Debut author Che Yeun's Tailbone presents a tense, chilling portrait of a teenager's perilous journey into unprepared independence. In 2008, as the global financial crisis hits Seoul, the unnamed 17-year-old narrator is a high school senior unsure she'll graduate with her falling grades. She instead skips classes and roams "the loud, polluted streets of my childhood." Home is made miserable by her abusive father, who only comes home in an alcoholic stupor to berate her mother trapped in eternal subservience.
"I ran away for good in the stinking slop heart of summer. Away from my mother and father, but mostly my mother. She was the only creature I would miss and the only one to miss me." She leaves abruptly, becoming "just another hollow teenager bobbing along the stream of Seoul." Traveling to "one of these ghost neighborhoods" just 15 subways stations away, she enters "an unrecognizable world" where she takes a room in a women-only lodging house advertised on a flimsy billboard.
Her lies--partially aspirational--begin there as she tells the landlady that she's finished high school and is training to be a flight attendant. The older woman, too, tells stories--of better times, of inheriting the building from her parents, of a bygone neighborhood of "some really nice houses" and the "oldest persimmon trees." The current inhabitants of the dilapidated building are unmoored young women, often referred to as a single entity "girls": "what made them all the same" is that they chase dreams of glamour and love while relying on "old desperate idiot men to feed their hunger for pretty things." Juju is the one who stands out, she who "insisted on fake-colored contact lenses no matter how bloodshot her eyes became," as if life is only bearable through a filter. Juju teaches the narrator about taking out questionable loans in a parent's name--"I'd feel better about screwing [my father] over," the teen admits, but Juju insists lenders prefer mothers. Juju reluctantly cares, possibly too much, attempting to protect the teen from devolving into one of the women pulled away by "creeps and cars and nightclubs."

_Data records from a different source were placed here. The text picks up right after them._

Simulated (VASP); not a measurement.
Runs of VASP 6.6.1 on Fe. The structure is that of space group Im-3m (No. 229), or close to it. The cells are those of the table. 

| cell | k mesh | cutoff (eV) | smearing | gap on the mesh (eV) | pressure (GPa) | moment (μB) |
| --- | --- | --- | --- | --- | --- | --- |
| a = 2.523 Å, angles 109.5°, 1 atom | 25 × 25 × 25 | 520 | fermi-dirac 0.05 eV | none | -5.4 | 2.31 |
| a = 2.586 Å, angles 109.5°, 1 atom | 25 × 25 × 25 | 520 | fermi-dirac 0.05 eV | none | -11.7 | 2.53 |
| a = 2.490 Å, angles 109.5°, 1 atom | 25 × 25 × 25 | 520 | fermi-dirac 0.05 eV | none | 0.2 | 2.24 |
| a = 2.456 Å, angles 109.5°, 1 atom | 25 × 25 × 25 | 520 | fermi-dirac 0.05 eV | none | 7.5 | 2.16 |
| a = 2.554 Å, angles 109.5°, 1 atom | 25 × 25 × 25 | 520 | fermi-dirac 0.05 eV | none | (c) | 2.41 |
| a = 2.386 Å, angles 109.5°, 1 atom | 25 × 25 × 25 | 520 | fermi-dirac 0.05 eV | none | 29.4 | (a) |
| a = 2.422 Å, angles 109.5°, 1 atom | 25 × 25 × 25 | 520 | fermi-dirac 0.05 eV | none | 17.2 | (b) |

Yeun writes with glaring clarity, exposing a tortuous cycle of twisted hope and bleak reality, exacerbated by a sweeping financial downturn that further threatens the girls' already tenuous existence. Societal--and personal--judgment stifles these girls, already openly commodified, but Yeun hauntingly commits to amplifying their humanity, as they confess uncertainty, fight invisibility, savor fleeting moments of kindness and empathy. --Terry Hong
Shelf Talker: Che Yeun's haunting debut novel, Tailbone, is an aching, raw portrait of an urban teen runaway's unplanned, unprepared independence.